Dream Conference

I'm off to Sonoma State University for the annual conference of the International Association for the Study of Dreams where I will be presenting a paper on myths, dreams and art. I will post a copy of the PowerPoint when I return next week.

Although I took up the formal study of dreams after I returned from Alaska in 2001 and have used dreamwork extensively in my ministry, the paper takes me away from the Church (I was only ordained in 1999) and back to my former life in the humanities, when I wanted to be the female answer to Joseph Campbell and reveal things he could not see about the Power of Myth and the Masks of God.

At about the same time the Power of Myth aired on PBS, my own dream teacher Jeremy Taylor told Jeffrey Mishlove in a television interview that dreams exist to subvert closed systems. Closed systems represent any kind of institutional view of the world, be it government or religion or monomyth or hero quest or anything that purports to tell us "the way things are." Dreams, in their magnificent incoherence, remind us that "the way things are" may be anything but obvious. Not surprisingly, this was one of the things Jesus, too, came to reveal. Quoting Psalm 78 he said, "I will open my mouth and speak in parables. I will proclaim what has been hidden from the foundation of the world." Dreamwork opens this hidden, foundational world to anyone who dreams, and since we all dream, the secrets of all time are there, just for us, if we but have eyes to see, ears to hear, and words to tell.
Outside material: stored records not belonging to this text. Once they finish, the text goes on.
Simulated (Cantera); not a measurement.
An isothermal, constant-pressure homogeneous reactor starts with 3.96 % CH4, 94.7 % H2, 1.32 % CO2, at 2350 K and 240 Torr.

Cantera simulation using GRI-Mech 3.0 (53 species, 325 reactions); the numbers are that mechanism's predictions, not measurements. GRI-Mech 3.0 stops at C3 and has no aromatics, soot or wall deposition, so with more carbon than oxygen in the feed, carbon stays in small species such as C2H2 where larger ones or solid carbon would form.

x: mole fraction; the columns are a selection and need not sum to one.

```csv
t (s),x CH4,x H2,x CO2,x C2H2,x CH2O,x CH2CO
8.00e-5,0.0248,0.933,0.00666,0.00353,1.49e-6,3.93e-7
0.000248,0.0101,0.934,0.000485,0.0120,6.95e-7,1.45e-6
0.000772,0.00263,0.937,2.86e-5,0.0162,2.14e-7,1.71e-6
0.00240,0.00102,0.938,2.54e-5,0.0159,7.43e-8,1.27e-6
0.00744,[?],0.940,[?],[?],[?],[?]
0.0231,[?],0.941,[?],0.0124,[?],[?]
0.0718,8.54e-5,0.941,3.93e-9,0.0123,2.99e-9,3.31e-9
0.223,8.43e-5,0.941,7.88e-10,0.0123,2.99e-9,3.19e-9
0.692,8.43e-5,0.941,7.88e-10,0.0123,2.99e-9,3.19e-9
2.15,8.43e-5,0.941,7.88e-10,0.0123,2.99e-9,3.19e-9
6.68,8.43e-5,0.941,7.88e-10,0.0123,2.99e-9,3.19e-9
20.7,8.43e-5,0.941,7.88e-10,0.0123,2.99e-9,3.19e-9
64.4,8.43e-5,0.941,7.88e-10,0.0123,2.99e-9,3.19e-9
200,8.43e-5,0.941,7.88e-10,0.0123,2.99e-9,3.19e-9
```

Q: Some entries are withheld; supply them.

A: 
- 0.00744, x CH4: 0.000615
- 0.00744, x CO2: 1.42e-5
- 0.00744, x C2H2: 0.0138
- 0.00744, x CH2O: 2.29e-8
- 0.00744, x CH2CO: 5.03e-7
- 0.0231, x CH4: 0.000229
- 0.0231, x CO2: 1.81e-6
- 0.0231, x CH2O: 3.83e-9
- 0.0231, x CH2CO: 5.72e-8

Formal philosophies seek to limit and to tame the wild wonders of the truth so that we may "get on with it," whatever that means. As a wild woman, I'm going out with my little lantern, hopefully to shine some light on the truth that to be fully human is to be created male and female in the image of God, not male in the lead and female in her place, whether veiled in the burka or crippled by 5 inch spikes.

It's another reason my personal myth is the dog team. The huskies and the wolves both know this. Female and male they take us singing, all the way to Nome.